I am not offended
It is the general statements made right after I made my post about the general statements made in the Control Engineering magazine. I am thinking why bother if people don't understand that each system is different.
I have stumped many with the mass on a spring example. It may not be fair and I know that most of you don't tune a system that looks like a mass on a spring but still one must be careful when giving advice that you know what their system is and what form of PID they are using.
Bill Wheeler said:
PID control spanning a broad cross section of applications. I think that what I stated has merit for many
Yes, but what about those where your advice doesn't apply and may be harmful?
You are right that the compressed spring has potential energy but the energy is transfer to the mass and the spring at the same time. The force that compresses the spring also pushes and accelerates the mass. Also the potential energy in the spring only returns to zero when the spring is returns to its uncompressed or stretched state. It has nothing to do with friction. The energy in a spring is (k*x^2)/2 assuming spring constant k truly a constant. I don't see a friction term in there. If you think about it the more friction the more force that is required to overcome the friction so the spring compresses more and has more potential energy.
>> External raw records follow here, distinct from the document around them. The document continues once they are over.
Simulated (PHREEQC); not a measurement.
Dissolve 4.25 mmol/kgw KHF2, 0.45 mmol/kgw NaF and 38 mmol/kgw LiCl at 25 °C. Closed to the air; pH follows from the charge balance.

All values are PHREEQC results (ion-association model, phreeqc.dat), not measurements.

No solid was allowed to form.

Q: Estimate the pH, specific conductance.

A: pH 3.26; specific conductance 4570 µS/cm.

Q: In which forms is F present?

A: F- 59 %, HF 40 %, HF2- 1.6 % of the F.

The D-term application applies also to any mechanical motion systems where the inertia (amount of resistance of a mass to a change in its velocity) can result in a significant error, and also applies to heating applications where a heating element represents a large thermal mass that continues to dissipate heat after power to the element is removed (Latent Heat). In broad terms I would say that “system inertia” is a fitting term that can be used to encompass all three of these conditions.
Another general statement to which I can find a simple exception.
A simple motor system with a time constant for the inertia K/(tau*s+1) does not need a derivative gain for velocity control. It doesn't matter how big the inertia is. The system may need power but not a derivative gain.
However for position control a derivative gain is required because the open loop system how has an extra pole for integrating velocity to position.
I’ve seen too many control issues resulting from the D-Term being applied for no other reasons than that it was there or the D-Term was used to compensate for too high I and/or P values.
That is a good enough reason if the error needs to be reduced by using higher gains.
I select P-Only when the PV response to a CV change is close to a linear function over the entire normal process range, and the measured PV response to the full CV change is very quick. An example where P-Only control works is flow control of a non-compressible fluid where the control valve’s CV coefficient is nearly linear from closed to fully open (i.e. v-ball design).
This is off topic but flow is proportional to the square root of the pressure drop so unless the pressure drop across the valve is constant.
P only gains don't work well unless the system is a type 1 or integrating system. There is always going to be an error while the SP is different from ambient or steady state for type 0 or non-integrating systems.
I select PI control when the control system “inertia” is smaller than the allowable SP overshoot; the process requires a fast response to a SP/PV error; and the process is tolerant to a repeatable level of SP overshoot. An example would be in-line heating application for a gas or liquid where the goal is to heat a fluid stream as quickly as possible and where a level of SP overshoot has negligible impact on the end product.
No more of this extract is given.